The feast of the Epiphany also invites us to imagine what we mean by truth differently too. As Matthew describes them, the Magi were dedicated searchers of truth who saw creation and observing creation as the key to discovering the truth. Not truth as just an idea, or a personal conviction, or an ideology to be imposed on all, or the fruit of mathematical or scientific calculations but as a person in whom the creator of the universe is united with a human being, without compromising the divinity of the creator, nor diminishing the humanity of the human being but rather raising humanity to its fullness.

This feast of the Epiphany is a call to us through the last of the beautiful Christmas stories to reset our imagination, and to discover that the meaning of life is not something we have to search for in endless experimentation but something already there, whose implications we have to understand and work out in the spirit of love that animated the Christ Child in whom word and deed were perfectly united, as was his divinity and humanity.


Homily Feast of the Holy Family

If we look through the pages of the Bible for indications as to what the ideal family will look  like, we will be disappointed.    Looking at the Old Testament we may discover that the families we read of reflected the culture in which they grew up and no one particular culture or one particular sociological model is singled out as the ideal family.   The emphases in the Old Testament reading suggests that all was not well among different generations – so what has changed?   That is true in the gospels too.    Indeed in the gospel of Mark, which unlike Matthew or Luke does not recount the infancy of Jesus, the adult Jesus puts some distance between himself and his natural family.

By that stage in the gospel Mark has already told his readers that Jesus’ relatives are so concerned about what they see that they judge him to be ‘out of his mind’ , implying that he may be possessed by demons.     When his mother and brothers come to the house where he is staying they send in a message to tell him they are outside waiting for him.     Jesus retorts, ‘who are my mother and brothers?’ and pointing to those disciples sitting around listening to him he says, ‘These are my brothers and mother.    Whoever does the will of God is my brother and sister and mother’.

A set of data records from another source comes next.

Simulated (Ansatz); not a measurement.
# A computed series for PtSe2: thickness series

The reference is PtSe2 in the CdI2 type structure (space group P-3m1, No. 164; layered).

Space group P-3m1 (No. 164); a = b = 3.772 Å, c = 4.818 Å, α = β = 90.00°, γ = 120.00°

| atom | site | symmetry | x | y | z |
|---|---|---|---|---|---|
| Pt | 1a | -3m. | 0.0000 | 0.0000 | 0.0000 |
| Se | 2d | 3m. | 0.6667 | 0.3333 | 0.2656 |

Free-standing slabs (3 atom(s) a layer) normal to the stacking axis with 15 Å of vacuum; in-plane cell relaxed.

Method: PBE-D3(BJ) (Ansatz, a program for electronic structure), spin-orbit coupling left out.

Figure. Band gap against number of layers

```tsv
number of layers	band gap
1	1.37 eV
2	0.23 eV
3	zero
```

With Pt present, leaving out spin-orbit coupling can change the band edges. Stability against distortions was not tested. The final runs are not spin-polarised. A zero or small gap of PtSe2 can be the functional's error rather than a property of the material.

Whoever does the will of God – that is the link between this apparently negative aspect of Jesus’ family in the gospel of Mark  and the picture of Jesus, Mary and Joseph which we are invited to ponder in our Crib scene which is inspired by the gospel of Luke and inspired this Feast of the Holy Family which became part of the general liturgical calendar of the Church in the early 20th century.

At the heart of Luke’s story is an event – God took the initiative to be born and grow up  in a typical human family of the time.     By so doing he consecrated the family as the first and ordinary means of his encounter with humanity.     Today’s gospel gives us some insight into the family we call the Holy Family, holy because from the beginning, while in appearance not so different from other families,  it lived what we might call an ordinary life, but  in a very special way within the presence of God.     As a carpenter, Joseph would have been the bread winner, and it is quite likely that he travelled regularly from Nazareth the few miles to work in Sepphoris, a Roman city that was being built at the time.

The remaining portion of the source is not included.